It can be exciting to be your own boss. You may feel like you have more control over everything. But that control and responsibility also comes with its challenges. A place where you can easily make a mistake is with money. However, these mistakes are easily avoidable if you know what they are beforehand and prepare in advance in order to keep them from becoming your problem too.
Not Separating Business from Personal
It can be difficult to separate your personal life from your work life when you are self-employed. However, two areas you should be careful to always separate are your business and your personal finances. You need to have separate bank accounts and credit cards for your business, and make all business purchases separately.
In addition, separating your business and personal finances comes with many benefits, such as helping you save money—you can be exempted from certain fees if they’re related to your business-only accounts.

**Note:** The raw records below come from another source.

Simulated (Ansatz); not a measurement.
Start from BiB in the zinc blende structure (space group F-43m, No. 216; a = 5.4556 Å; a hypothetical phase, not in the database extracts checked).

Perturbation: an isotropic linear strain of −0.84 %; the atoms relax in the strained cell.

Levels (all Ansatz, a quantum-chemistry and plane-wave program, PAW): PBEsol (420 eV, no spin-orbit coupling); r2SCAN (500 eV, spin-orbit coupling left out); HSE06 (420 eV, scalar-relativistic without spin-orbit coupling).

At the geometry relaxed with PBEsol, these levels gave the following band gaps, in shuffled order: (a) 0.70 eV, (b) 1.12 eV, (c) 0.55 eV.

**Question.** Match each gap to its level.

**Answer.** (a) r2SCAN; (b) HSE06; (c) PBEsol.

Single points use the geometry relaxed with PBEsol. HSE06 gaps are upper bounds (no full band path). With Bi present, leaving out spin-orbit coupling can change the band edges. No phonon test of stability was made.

Paying Too Much or Too Little Taxes
One of the biggest mistakes made by new self-employed businesses is failing to pay the right amount of taxes. Common errors include not paying the full self-employment tax, not making estimated quarterly payments, and not reducing your taxable income. Remember to save enough money in order to pay your taxes when the time comes. When you don’t have an employer withholding your taxes from you, it can be easy to accidentally spend the money.
You can also contribute to retirement plans to reduce your taxable income. Retirement plans can be a beneficial avenue for self-employed businesses as a way to reduce taxable income and avoid some of the possible pitfalls of tax season.
Thinking in Percentages Rather Than Dollars
As a new self-employed business, your income is probably varying constantly. This can make budgeting extra difficult—how can you know how much to save and how much to spend? Instead of considering your income in terms of dollars, consider it in terms of percentages. That way, you can avoid spending too much in low-income months or saving too little in periods of high income. Figure out a budget based on percentages, and saving will become a lot easier.
Although many new self-employed businesses make the same mistakes, that doesn’t mean you will, too. You can do so by separating your business from your personal finances, paying the right amount for taxes, and thinking in percentages rather dollars. Doing so will help you be able to keep yourself and your new business on top.